WEEKEND READING: Is it time for a Graduate Excellence Framework?

Author:
Gianina Harvey-Brewin
Published:

Join HEPI and Unite Students for a webinar on Wednesday 24 June 2026, from 11am to 12pm, marking the launch of the fifth annual Unite Students’ Applicant Index 2026. Drawing on one of the sector’s most comprehensive surveys of university applicants, the session will explore new insights into prospective students’ finances, wellbeing, resilience, learning, employment and preparedness for university, helping institutions understand what to expect from the next cohort arriving this autumn. Register now.

This blog was kindly authored by Gianina Harvey-Brewin, Dean of Continuing Education at the University of Roehampton.

Graduate outcomes have become one of the defining measures of success in higher education. From league tables to regulation, the issue of where graduates end up, whether in professional employment or further study, is increasingly used as a proxy for institutional quality.

This is understandable. Students, policymakers and the public all want to know whether higher education leads to meaningful opportunity. This is particularly acute for students who will carry the financial consequences of that decision for years to come. The Office for Students has reinforced this through its focus on progression outcomes, placing them at the heart of regulatory scrutiny.

But there is a growing mismatch at the centre of this model.

Graduate Outcomes is being treated as a measure of university performance. In reality, it is something else entirely. It is a lagging indicator of a fragmented education system.

The survey captures graduate activity 15 months after completion. By that point, the opportunity for universities to intervene is diminshed and the factors shaping outcomes have largely played out. A graduate’s destination reflects not only their university experience, but everything that came before and much that sits beyond it. School attainment, subject choice, social capital, geography and labour market conditions all play a role.

Universities play a crucial role, but they do not control the system in which those outcomes are formed.

If that is the case, the question is not whether Graduate Outcomes should be removed, but whether it is being asked to do too much on its own.

A case for a Graduate Excellence Framework

Higher education already recognises that complex activities require more than a single metric. The Teaching Excellence Framework, Research Excellence Framework and Knowledge Exchange Framework each combine multiple indicators to build a more complete picture of performance.

Graduate success, by contrast, is largely assessed through one.

There is a case for a more balanced approach. A Graduate Excellence Framework (GEF) would bring together outcomes with indicators of how those outcomes are created. It would not replace Graduate Outcomes, but would place it in context.

At its core, a Graduate Excellence Framework shifts attention from simply asking what happened to understanding how it happened.

What would a Graduate Excellence Framework measure?

A GEF could bring together outcomes and four core dimensions, each contributing to a fuller understanding of how graduate success is formed.

Outcomes (what happened)

Graduate Outcomes would remain an important component, capturing employment and further study. However, it would be interpreted as part of a wider picture rather than a standalone judgement.

This could include progression into professional or highly skilled roles and variation in outcomes across student groups.

Positioning (access to opportunity)

Are students able to access meaningful opportunities during their studies, such as placements, internships, live projects and employer networks?

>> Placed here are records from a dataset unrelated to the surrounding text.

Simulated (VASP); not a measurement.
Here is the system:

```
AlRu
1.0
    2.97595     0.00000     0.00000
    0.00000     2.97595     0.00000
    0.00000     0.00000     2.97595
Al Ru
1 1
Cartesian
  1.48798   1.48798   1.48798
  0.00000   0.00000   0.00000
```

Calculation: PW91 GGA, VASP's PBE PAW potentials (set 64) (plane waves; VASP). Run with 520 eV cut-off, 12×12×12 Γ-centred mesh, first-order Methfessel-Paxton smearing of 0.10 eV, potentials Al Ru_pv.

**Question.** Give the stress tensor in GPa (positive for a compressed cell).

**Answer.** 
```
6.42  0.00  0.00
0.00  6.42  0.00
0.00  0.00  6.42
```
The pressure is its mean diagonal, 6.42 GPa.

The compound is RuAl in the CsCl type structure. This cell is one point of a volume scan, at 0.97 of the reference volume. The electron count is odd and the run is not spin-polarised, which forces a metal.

This could be evidenced through the proportion of students undertaking work-based learning or employer-linked activity, levels of employer engagement within programmes, and access to opportunities across different student groups.

Access to opportunity is not evenly distributed. In many cases, the difference in outcomes is not ability, but exposure. Measuring positioning would focus on whether institutions are enabling students to enter the spaces where opportunity exists.

Articulation (ability to compete)

Can students translate their learning into the language of the labour market?

This could be demonstrated through students’ ability to identify and evidence their skills, for example, through careers registration or similar tools, alongside application and interview success rates where available, and structured assessment of employability within the curriculum.

Many graduates have valuable skills but struggle to communicate them effectively. A focus on articulation would look at how well students are prepared to navigate recruitment processes and demonstrate their value to employers.

Trajectory (development over time)

Are students making progress throughout their studies?

This could be tracked through engagement with careers and employability support before the final year, movement from unclear to defined career goals, and increasing participation in relevant experiences.

By the final year, it is often too late to begin this process. A trajectory lens would assess whether institutions are supporting that development early enough to make a difference.

Place-based impact (contribution beyond the individual)

Where relevant, how do graduate outcomes contribute to regional skills needs and local economies?

This could include graduate retention within the region, alignment to local priority sectors, and partnerships with regional employers.

This recognises that success is not only individual, but also systemic. Universities play a key role in supporting local labour markets, and this should be visible in how outcomes are understood.

From measurement to understanding

Many of these indicators already exist within institutions, through engagement data, placement activity, careers support and student development tracking. The issue is not data collection, but coherence.

A Graduate Excellence Framework would not necessarily require entirely new data, but a more structured way of bringing existing insights together. It is less about adding reporting requirements and more about making better use of information that is already available.

For institutions, this matters. Any new framework risks being seen as an additional administrative burden. If designed well, a GEF could reduce duplication by bringing together data that is currently collected in silos across academic departments, careers services and employer engagement teams.

There are, of course, challenges. Leading indicators can be harder to standardise and may be vulnerable to gaming if poorly designed. These challenges are not unique. Existing frameworks already balance metrics with structured narrative and external validation. The alternative, reliance on a single lagging indicator, is arguably more problematic.

A system that only measures outcomes risks misdiagnosing the problem it is trying to solve.

A more complete picture of success

Graduate Outcomes will remain an important part of how we understand higher education. But it cannot, on its own, carry the full weight of defining success.

If we want to improve outcomes, we need to measure the conditions that create them.

Because the real question is not just where graduates end up, but whether they were ever in a position to succeed in the first place.